12/21/14

Homily for December 21

The Annunciation by Henry Ossawa Tanner


Homily for the Fourth Sunday of Advent
(Scriptures for today's Mass)

(Following the text of the homily is a widget with several musical settings of today’s gospel story of Mary and the angel Gabriel…)

Audio for homily



A good way to pray with scripture is to imagine yourself
as one of the characters in the story, in the scene,
and to ponder what you might say or do, what you might experience
from that character’s point of view as the story unfolds.

I want to share you with you just such a reflection
from writer and artist Jan Richardson.

She takes the gospel we just heard and imagines herself to be Gabriel,
the angel who comes to tell Mary she’ll be the mother of Jesus.

You might want to close your eyes and listen as if, for a few moments,
you were the angel Gabriel, just about to enter Mary’s house…

Gabriel’s Annunciation
For a moment
I hesitated
on the threshold.
For the space
of a breath
I paused,
unwilling to disturb
her last ordinary moment,
knowing that the next step
would cleave her life:
that this day
would slice her story
in two,
dividing all the days before
from all the ones
to come.

The artists would later
depict the scene:
Mary dazzled
by the archangel,
her head bowed
in humble assent,
awed by the messenger
who condescended
to leave paradise
to bestow such an honor
upon a woman, and mortal.

Yet I tell you
it was I who was dazzled,
I who found myself agape
when I came upon her—
reading, at the loom, in the kitchen,
I cannot now recall;
only that the woman before me—
blessed and full of grace
long before I called her so—
shimmered with how completely
she inhabited herself,
inhabited the space around her,
inhabited the moment
that hung between us.

I wanted to save her
from what I had been sent
to say.

Yet when the time came,
when I had stammered
the invitation
(history would not record
the sweat on my brow,
the pounding of my heart;
would not note
that I said
Do not be afraid
to myself as much as
to her)
it was she
who saved me—
her first deliverance—
her Let it be
not just declaration
to the Divine
but a word of solace,
of soothing,
of benediction

for the angel
in the doorway
who would hesitate
one last time—
just for the space
of a breath
torn from his chest—
before wrenching himself away
from her radiant consent,
her beautiful and
awful yes.


That’s a beautiful reflection, isn’t it?
But maybe like me, 
you have a hard time imagining yourself as an angel!
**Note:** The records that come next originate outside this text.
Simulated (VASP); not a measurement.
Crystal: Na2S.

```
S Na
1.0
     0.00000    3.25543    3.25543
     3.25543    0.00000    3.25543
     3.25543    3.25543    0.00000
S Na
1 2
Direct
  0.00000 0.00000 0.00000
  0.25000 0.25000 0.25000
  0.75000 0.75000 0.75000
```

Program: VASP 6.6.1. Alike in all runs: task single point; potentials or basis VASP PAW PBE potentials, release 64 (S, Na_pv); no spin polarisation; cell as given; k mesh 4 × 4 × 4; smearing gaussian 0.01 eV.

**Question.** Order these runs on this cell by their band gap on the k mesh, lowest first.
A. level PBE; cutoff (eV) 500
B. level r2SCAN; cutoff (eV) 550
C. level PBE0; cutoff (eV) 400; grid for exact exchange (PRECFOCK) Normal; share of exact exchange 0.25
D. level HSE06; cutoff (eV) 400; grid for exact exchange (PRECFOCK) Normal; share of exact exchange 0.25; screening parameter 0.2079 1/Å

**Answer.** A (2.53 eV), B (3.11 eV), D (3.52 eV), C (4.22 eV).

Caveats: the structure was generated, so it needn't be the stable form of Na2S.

In the scriptures, angels are messengers from God:
they come to deliver a word, a warning or an invitation from God.
I’m not sure myself about beings dressed in flowing robes,
sporting large feathered wings
but I have no doubt that God’s always sending me messages.

If you will, God is always texting me:
sending me a word to me, giving me some warning
or inviting me, challenging me, to something  new.

These messages come to me in many ways.
Just about never through an “angel in the doorway,”
but in reflective moments of prayer,
in listening carefully to what others say,
in paying attention to my conscience,
in hearing the scriptures at Mass,
occasionally in a dream, much more often in the shower,
or when I’m just taking time to slow down and be at peace,
when, like Mary, I truly inhabit the space, the moment I’m in.

I don’t believe there’s a moment in any day or night,
whether I’m awake or asleep, that God isn’t messaging me,
speaking to me, offering me wise counsel
and inviting me to a deeper relationship with him.

And I believe the same is true for every one of us!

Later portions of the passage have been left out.